In 2018 there were six handcrafted chess games on display in the Chessmen Museum. The visitors of the museum could vote for their favourite game, which resulted in a total of 595 votes. On 1 January 2019, we finally find out who the winner is.

On New Year’s Day, at two o’clock, museum director Ridder Dijkshoorn announces the winners of the Chess Game Design Competition 2018. As always, he knows how to make it an exciting occasion and he doesn´t announce the first prize winner until the very last moment: “This year there was a bit of a lagging peloton, two sprinters going in for the kill and a clear leader.” Of course Ridder starts with the peloton…

The tail end

Sixth place goes to Alex Brouwer. He managed to collect 70 votes with his ‘Organic’ game. The wooden chess pieces come in very ornate and imaginative shapes. It is a little difficult to see what the chess pieces represent though, making it more of a game to put on display than to play with.

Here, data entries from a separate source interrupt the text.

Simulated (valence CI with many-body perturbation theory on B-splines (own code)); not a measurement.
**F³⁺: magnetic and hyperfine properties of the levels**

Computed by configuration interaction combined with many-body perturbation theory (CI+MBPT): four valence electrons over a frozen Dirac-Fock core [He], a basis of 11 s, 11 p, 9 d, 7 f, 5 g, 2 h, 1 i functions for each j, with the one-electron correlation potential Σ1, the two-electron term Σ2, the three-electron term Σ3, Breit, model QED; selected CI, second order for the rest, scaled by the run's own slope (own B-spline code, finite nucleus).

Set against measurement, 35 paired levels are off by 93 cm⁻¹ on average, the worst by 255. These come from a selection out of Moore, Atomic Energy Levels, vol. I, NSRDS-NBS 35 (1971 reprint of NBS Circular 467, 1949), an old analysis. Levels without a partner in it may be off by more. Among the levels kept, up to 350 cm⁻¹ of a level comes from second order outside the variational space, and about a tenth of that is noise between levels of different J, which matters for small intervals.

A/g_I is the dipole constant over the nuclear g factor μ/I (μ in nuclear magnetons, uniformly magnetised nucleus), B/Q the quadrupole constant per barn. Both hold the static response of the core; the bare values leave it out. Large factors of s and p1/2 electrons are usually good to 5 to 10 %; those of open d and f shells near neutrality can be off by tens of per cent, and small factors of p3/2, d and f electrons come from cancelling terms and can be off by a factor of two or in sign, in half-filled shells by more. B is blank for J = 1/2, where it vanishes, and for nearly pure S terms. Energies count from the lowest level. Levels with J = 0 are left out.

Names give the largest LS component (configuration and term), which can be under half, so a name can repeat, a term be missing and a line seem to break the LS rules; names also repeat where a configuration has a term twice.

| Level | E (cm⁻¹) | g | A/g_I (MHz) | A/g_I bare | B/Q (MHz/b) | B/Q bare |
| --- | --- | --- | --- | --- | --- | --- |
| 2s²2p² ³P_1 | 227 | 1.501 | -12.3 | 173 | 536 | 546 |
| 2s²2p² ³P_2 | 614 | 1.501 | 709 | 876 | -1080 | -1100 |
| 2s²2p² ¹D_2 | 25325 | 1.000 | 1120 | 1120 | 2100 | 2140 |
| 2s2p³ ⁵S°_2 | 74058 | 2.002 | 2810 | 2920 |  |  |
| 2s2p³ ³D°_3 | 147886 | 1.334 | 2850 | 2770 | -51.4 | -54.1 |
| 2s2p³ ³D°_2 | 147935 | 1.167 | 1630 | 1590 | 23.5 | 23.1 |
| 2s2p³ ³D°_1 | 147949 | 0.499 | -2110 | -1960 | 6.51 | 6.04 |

Zyon Kollen finishes in fifth place with his ‘Rainbow Chess’. The creator of this colourful game was unable to (clearly) convey its message: the pink side has two queens and the rainbow side has two kings. The statement of this gay chess game has unfortunately escaped the attention of many visitors. Zyon got 72 votes.

The last rider of the peloton is Gaëlle van den Dool. She takes fourth place with her ‘Drips Chess’ chess game. She received 77 of the votes for her colourful and chunky-shaped creation.

The sprinters

Ahead of the peloton, there are two sprinters: The ´Stained Glass´ chess set by Frans Mellink, and ´Close and Hostile Examination VII´ by Bob Roes. Both chess games received 107 votes. During a round of voting among the attendees, Bob Roes´ chess game doesn´t receive any extra votes and ends in third place.

The ´Stained Glass´ chess set wins the sprint and receives second prize. Both the chess pieces and the chessboard are made of red and green glass. The frame of the board is made of lead, the board itself has a red and green chequered surface, and the chess pieces are made of twisted lead, decorated with red or green glass. A true work of art and a justified runner-up.

First to cross the finish line

The final sprint has, at the same time, revealed the winner of the race: the leader in the Chess Game Design Competition is Jan de Visser with his ´STYLish´ chess game. Over a quarter of the visitors, as many as 162, rewarded this game in the style of The Style with their votes. This makes Jan de Visser the undisputed winner and he is handed the first prize of €1000,- by Ridder.

This is the third time that Jan de Visser enters the competition. After conquering a fourth place twice, he is now very satisfied to have come in first. It took him months of work to finish his wooden chess game. De Visser, a native of the city of Leiden, was inspired by the celebration of the Style Year in 2017. The art movement The Style made its first appearance 100 years earlier, in Leiden. “I love Mondriaan and Rietveld and I have incorporated this love in my chess game. Everything about the pieces is symmetrical and the squares on the chessboard are tiny Mondriaans”, says De Visser proudly.

The result is worth all the hours of hard work. Not only according to the designer, but also according to the visitors who cast their vote. A visitor from France was so impressed with the game that he wanted to buy it from the museum. That was impossible, of course, because it was part of the competition. “Ridder put me in touch with this visitor. In the end I made him an exact copy of my design, which is now in France!” says De Visser. We can´t wait to see his creation for the next competition.